Where it became complicated was engraving one ring with the word, ‘FUTURE’ on both the exterior of the stepped-down section and on the inside of the overlay band. The other ring would similarly have the word ‘PERFECT’ engraved on it. David and Charlie decided they would wear their rings during the extended engagement period and exchange their outer bands to complete the sentiment ‘FUTURE PERFECT’ during the wedding ceremony. The words would be a secret message, since the engraving is not visible unless the overlay ring is removed.
It would have been much easier if both gentlemen had the same finger size, but one was size 8 and the other size 8.5. CAD came to the rescue again and I was able to use it to help calculate the required measurements to make this work.
I ordered machined platinum bands from a manufacturer, since they would already be work-hardened. The company was also able to mill the recessed portion of each band for me. We could have filed down the section in-house, but that would have left us with a lot of platinum filings that are expensive to refine, so it was worthwhile paying the manufacturer to make the base bands.
We hand-fabricated the rose gold bands to fit. Due to the half-size difference between fingers, the depth of the recessed section of each platinum band had to be adjusted to compensate, since the outside diameter of both had to be identical. Correspondingly, the rose gold bands had to have identical inside diameters, though different outside diameters, so they would align with the higher level of the base rings when the wedding exchange occurred.

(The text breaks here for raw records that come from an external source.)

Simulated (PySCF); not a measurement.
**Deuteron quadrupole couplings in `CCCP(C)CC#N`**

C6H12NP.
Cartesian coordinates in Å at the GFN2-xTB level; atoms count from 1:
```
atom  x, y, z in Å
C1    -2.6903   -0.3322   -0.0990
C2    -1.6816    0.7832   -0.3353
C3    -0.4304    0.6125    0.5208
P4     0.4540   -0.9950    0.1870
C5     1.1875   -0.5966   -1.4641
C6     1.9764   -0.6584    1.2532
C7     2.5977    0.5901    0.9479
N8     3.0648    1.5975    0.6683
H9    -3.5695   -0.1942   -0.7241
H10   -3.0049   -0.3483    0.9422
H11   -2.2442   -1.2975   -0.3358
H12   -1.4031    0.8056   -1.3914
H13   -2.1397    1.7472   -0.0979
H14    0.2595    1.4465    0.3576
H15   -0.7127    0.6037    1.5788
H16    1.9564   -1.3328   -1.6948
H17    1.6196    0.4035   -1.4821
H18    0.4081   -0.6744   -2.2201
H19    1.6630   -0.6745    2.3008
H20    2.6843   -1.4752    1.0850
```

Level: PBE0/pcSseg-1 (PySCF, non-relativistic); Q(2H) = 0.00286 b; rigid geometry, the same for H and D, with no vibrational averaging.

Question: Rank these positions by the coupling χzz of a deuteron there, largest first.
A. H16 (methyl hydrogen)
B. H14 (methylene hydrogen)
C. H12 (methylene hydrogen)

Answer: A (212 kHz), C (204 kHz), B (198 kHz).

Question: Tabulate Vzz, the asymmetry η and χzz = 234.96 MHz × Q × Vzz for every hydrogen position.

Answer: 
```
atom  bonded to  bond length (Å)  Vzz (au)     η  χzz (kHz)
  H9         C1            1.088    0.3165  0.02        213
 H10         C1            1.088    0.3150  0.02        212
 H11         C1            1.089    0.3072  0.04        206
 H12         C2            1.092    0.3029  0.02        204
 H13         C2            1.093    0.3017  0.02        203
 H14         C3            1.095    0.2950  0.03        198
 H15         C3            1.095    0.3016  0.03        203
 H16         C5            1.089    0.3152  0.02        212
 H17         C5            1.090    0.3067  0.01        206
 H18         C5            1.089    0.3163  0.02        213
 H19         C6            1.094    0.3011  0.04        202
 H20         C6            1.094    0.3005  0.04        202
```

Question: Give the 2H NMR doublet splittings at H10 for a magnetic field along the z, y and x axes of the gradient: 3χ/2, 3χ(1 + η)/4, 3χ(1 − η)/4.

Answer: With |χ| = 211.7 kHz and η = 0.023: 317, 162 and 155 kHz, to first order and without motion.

These projects were challenging, though ultimately extremely satisfying. It was gratifying for everyone involved to take a client’s concept sketch and create an object that fulfils his mandate and still leaves room for creative input from myself and the team that helped bring it to fruition.
Llyn L. Strelau is the owner of Jewels by Design, a designer-goldsmith studio in Calgary established in 1984. His firm specializes in custom jewellery design for a local and international clientele. Strelau has received numerous design awards, including the American Gem Trade Association’s (AGTA’s) Spectrum Awards and De Beers’ Beyond Tradition—A Celebration of Canadian Craft. His work has also been published in Masters: Gemstones, Major Works by Leading Jewelers. Strelau can be reached via e-mail at email@example.com.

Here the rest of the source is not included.